When I mention the word “charitable” you might think of raising awareness of various issues or raising money to find solutions for those issues. But when I mention charity in the context of this article I don’t mean acts of philanthropy, I mean: The Philosophical Principle of Charity. When I ask the question specifically about School of the Art Institute of Chicago (SAIC), I mean the faculty and students who work and learn at the school.
The principle of charity is a philosophical idea that is used when processing opposing views. There are a few simple elements to this principle. The first requires someone to suspend their own belief while attempting to understand someone else’s. For thoughtful and charitable dialogue, you must assume that new ideas or facts are true even if your initial reaction is to disagree.This is not to say you should completely abandon your beliefs forever. When discussing opposing views, you have to understand that the person you’re talking to has a set of beliefs that may not match yours, and to attack them using a set of beliefs they don’t align with is no good. So then, if you are interested in talking — or maybe even debating — you have to first understand that person’s beliefs and ideas.

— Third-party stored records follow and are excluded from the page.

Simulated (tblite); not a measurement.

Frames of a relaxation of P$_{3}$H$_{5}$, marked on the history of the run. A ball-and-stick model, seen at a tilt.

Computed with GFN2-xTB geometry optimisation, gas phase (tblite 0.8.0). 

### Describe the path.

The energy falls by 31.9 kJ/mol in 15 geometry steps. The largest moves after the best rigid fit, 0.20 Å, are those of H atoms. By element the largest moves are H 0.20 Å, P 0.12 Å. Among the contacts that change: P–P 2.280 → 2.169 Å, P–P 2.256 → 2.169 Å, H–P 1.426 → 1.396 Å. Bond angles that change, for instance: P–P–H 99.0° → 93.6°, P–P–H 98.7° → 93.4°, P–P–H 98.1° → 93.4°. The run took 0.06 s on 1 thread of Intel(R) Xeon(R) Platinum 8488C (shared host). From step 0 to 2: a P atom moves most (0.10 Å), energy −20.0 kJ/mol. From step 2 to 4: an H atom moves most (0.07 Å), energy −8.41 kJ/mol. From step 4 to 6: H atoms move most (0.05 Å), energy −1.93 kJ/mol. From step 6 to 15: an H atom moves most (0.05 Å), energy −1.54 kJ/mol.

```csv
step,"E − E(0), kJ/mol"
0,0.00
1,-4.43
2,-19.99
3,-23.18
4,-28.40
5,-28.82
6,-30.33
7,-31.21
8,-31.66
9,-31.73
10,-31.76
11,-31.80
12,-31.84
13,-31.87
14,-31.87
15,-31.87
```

Seeking understanding before you disagree or seek contradictions is a powerful tool. If you do not understand an opposing argument, how could you possibly make any progress in actually opposing that view? When seeking this understanding: It is charitable to interpret the opposing idea as reasonable and as persuasive. Often when we reiterate opposing ideas, we do so in the least charitable way as an effort to make someone look stupid. But this actually doesn’t help anyone’s argument.
Okay. That was a lot of philosophical talk, and even I’m annoyed with myself. But this is more than just philosophy. I am willing to bet we have all been in situations where we wish someone could have been charitable towards us but didn’t have the phrase to name the situation. Here are some examples in real life that would be more productive with some charity:
So, you’re sitting in a critique and your piece is on the wall and the silence is thick. The sleepy art folk type who smells like incense and angst begins speaking whilst waving their hand in a circular motion in the air or perhaps near their chest. And they say something along the lines of: “Your stitch work on the pink border of your Kim Kardashian quilt looks sloppy. You must be lazy or bad at sewing.” Everyone agrees that you are indeed bad at sewing.
But a quick application of charity would assume that you are an artist who has intention behind the decisions made in your work. Sleepy-angsty-art-person remembers the principle of charity and recalculates their comment: “I wonder why you chose to make the pink border on your Kim Kardashian quilt with jagged edges? Maybe it reflects the hectic lifestyle of a modern day celeb?” Everyone begins a thoughtful discussion contemplating the decisions of that artist and how it changes the meaning of the artwork.
I think just about everyone has experienced a situation similar to this, but this is way bigger than our sub-subculture of American Art College situated in the middle of Chicago, Illinois. And it’s clear that this sub-subculture is not charitable to the slightest degree, even when it comes to our specialty: art. Outside of art, the school is not particularly charitable when it comes to politics either. This is where the bigger picture comes in and this is the part that changes everything.
What if we were charitable in our political discussions? How would this sew up the scars of the political divide? For example, at first glance an uncharitable person might think that pro-choicers just want to kill babies or pro-lifers just want everyone to submit to their religious convictions. Most people are content in believing either of these arguments, but further investigation and simple conversations with people of opposing views would reveal more logical arguments — maybe that pro-choicers don’t want a mistake or tragedy to harm someone’s life long term or that pro-lifers don’t want their tax dollars spent on a practice that contradicts their religious convictions.
I think as individuals we have to really look into ourselves and ask: Why is it easier to assume that opposing views are completely illegitimate? It is scary simple when you treat people as if they are people and not evil demons who want to destroy the world.